Day 1: MVP and the Wikipedia API

>>> Daily summary: brief intro

It’s project season at Hackbright, which means everyone has four weeks to define, build, test, and document a minimum viable product. But I’ve heard it doesn’t happen in that order.

The primary purpose of our Capstone Project is to learn. In programming, this means build something using what you’ve learned, and learning infinitely more while you’re building it. How gorgeous is that?

I’ll be building a web app that leverages an SQL database, Python, JavaScript, and HTML/CSS. And I’m willing to bet I’ll use 10 libraries I haven’t even heard of to solve problems I can’t yet imagine having, plus a bunch of JavaScripty things that sound like they’re named after fringe characters from the DC/Vertigo universe.


My MVP statement of purpose: To create a web app that uses the Wikipedia API to store information about all countries in the world and generate a pseud0-random* single-question, multiple-choice quiz on the capitals of all countries.

Core Features**:

  1. Query the MediaWiki Web API, sort response into capitals & countries, store in a database.
  2. Generate the multiple-choice quiz question with one right answer and three wrong ones from other countries.
  3. Handle login/logout
  4. Put the quiz question in a form and serve it up pretty to the client.

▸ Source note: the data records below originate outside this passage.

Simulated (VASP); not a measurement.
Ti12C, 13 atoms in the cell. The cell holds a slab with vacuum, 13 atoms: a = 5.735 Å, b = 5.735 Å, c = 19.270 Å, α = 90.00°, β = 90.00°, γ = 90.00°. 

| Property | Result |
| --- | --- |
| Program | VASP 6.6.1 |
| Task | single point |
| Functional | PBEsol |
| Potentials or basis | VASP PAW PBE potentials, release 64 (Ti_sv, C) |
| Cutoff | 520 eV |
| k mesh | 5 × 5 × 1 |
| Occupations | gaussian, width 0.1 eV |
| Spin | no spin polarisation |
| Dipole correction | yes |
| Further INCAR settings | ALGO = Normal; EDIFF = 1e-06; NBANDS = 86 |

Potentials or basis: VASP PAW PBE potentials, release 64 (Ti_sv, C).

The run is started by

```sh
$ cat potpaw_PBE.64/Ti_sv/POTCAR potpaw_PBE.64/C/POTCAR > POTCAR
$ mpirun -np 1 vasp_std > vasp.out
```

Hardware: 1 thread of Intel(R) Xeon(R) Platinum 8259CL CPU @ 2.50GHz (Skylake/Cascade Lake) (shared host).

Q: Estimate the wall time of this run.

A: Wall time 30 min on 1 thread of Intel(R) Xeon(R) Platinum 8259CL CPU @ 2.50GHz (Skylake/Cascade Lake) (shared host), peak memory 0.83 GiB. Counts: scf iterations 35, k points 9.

5. Record a user’s response to the question and pass it back to the server. Store it in the database.

6. Format a quiz score and serve it to the client.

7. Provide navigation between wikipedia and the quiz.


Today’s mission was to start the R&D on core feature #1, emphasis on the R. There is a scary amount of documentation out there about interacting with Wikipedia. I focused my energy on getting friendly with MediaWiki, the python library Wikipedia, and the illustrious mwparserfromhell. Oh, and python requests, because I’d never made a request before. Because I’ve never made anything before.

>>> Where I struggled

Dealing with the format of what comes back from the requests.get() call.

MediaWiki spends a lot of time talking about how to write a bot for updating Wikipedia, but it doesn’t provide much direct support for parsing the actual text that comes from querying a page, because the API doesn’t know much about the way Wikipedia’s content is organized. What it passes you is a giant template, with lots of {{names}} in it that point to references on the page with which a reader would be familiar. At first I thought it was, as our TA Katie so eloquently put it, a big, stupid string.

Luckily, hundreds of people have asked this question before me and seem to have worked out a number of ways to parse the text coming back from the API, and I was mired for awhile in all the options I could have chosen. With the few I mentioned above, I’ve got a function that returns an API query on a single country’s page with the text in it, pythonifies the query into some seriously nested dictionaries, and strips away some of the layers until it gets to the Wiki template level I want, but I still can’t isolate the template that starts with “Infobox” which is where the capital information lives. So I know what I’m doing tomorrow.

>>> Thoughtful takeaway:

As a beginner, I’m fighting for every single word in my tiny program like it’s my college application essay. I’m deleting and re-typing or slowly tapping out each word and bracket and testing each iteration. As I go, deleting things and trying slight changes feels good to me for two reasons:

  1. I don’t get attached to it. Deleting became easy. I can always write more code.
  2. I’m never afraid to run the .py file, because I know exactly what I just changed. And when I get a new error message, I rejoice!

Progress.


*The word ‘random’ is up there with ‘literally’ in terms of lexical abuse in our daily lives. Curious? Try this enlightening read on randomness from cryptographer Mark Green for starters.

**Bear with me on the use of the word ‘feature’ here, I know these are more like teeny stories.